The word on the Street the past couple of days has been “Fear.”
Take a look:
“Recession fears just hit an 8-year high for the biggest investors on Wall Street.”
“Another day, another reversal in stock fortunes as recession fears grow.”
“Wall Street falls on geopolitical tensions, recession fears.”
None of this is surprising since the U.S. has been experiencing the longest economic expansion in its history. The current expansion has been going 122 months and counting. The previous record was 119 months.
Given that the historical average time between recessions has been 3.5 years, some say we’ve been long overdue for one.
Despite the fear that permeated Wall Street this week, ultra-high-net-worth individuals (“UHNWIs”) and institutional investors like university endowments that are heavily invested in alternative investments like real estate were unfazed.
That’s because the wealthy have been divesting themselves of Wall Street volatility and low bond yields for years. They’ve discovered real estate investing provides not only above-market returns but lower volatility as well.
Here’s why the wealthy flock to real estate:
- Above-Market Risk-Adjusted Returns
- Cash Flow
It’s no secret that for surviving and beating a recession, nothing beats real estate. But many investors are intimidated by real estate and may even feel it’s too late to beat the impending economic doom.
That’s because investors think the only way to invest in real estate is through direct investment and given the time, capital, and knowledge required, the barriers to entry seem too much to overcome.
As a result, many investors stick with what they know like Wall Street and avoid real estate.

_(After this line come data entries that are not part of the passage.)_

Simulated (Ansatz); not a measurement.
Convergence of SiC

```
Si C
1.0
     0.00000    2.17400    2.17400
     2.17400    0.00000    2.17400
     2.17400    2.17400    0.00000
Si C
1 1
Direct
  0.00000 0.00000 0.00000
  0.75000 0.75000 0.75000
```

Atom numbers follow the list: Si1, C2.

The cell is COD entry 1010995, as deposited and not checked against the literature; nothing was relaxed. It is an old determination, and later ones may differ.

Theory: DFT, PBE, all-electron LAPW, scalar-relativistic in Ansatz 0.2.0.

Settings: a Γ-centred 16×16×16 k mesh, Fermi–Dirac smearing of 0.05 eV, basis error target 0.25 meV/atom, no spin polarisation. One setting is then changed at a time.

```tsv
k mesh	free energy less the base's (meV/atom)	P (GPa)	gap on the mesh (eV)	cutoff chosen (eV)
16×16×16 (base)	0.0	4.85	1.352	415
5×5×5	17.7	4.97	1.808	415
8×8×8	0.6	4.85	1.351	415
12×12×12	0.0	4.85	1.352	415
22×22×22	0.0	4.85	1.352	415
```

Although the high barriers to entry for real estate investing may have been true in the past, recent regulatory changes to the securities rules make investing in real estate now more realistic for more qualified investors than ever before – now without significant time, capital, or knowledge commitments.
The wealthy have known the secret to beating recession through real estate for years, but there’s another secret in their arsenal. Very few of them invest directly in real estate, preferring instead the private investment route.
That’s because they are more than happy to defer to the expertise of others. Instead of spending countless hours analyzing deal metrics and then managing a property, they’re more than happy giving up a little yield on individual investments to diversify and leverage across a multitude of private deals – resulting in a higher overall return on investment.
Private real estate investments through either a syndication or fund not only provide above-market returns but also acts as a hedge against inflation and as a buffer against Wall Street volatility.
And while it used to be that these types of opportunities were only available to the wealthy or well-connected with high barriers to entry, those days are over.
With the launch of the JOBS Act in 2016, now through advertising and crowdfunding, private investment opportunities are available to qualified investors like never before, with relatively low minimum investments without sacrificing return.
With private investments, instead of weighing a hundred different factors in making a direct real estate investment decision, now it comes down to only a few: Yield, Exit Strategy, and Management Team.
The transparency of private funds allows investors unprecedented access to a fund’s management team to make measured investment decisions. Transparency allows investors to assess the most important elements of being overwhelmed with multiple elements.
For those who don’t have the time, knowledge, or significant capital for getting into real estate investing, private real estate funds bridge the gap between cash flowing real estate opportunities and those investors who once thought the barriers were too high to get started.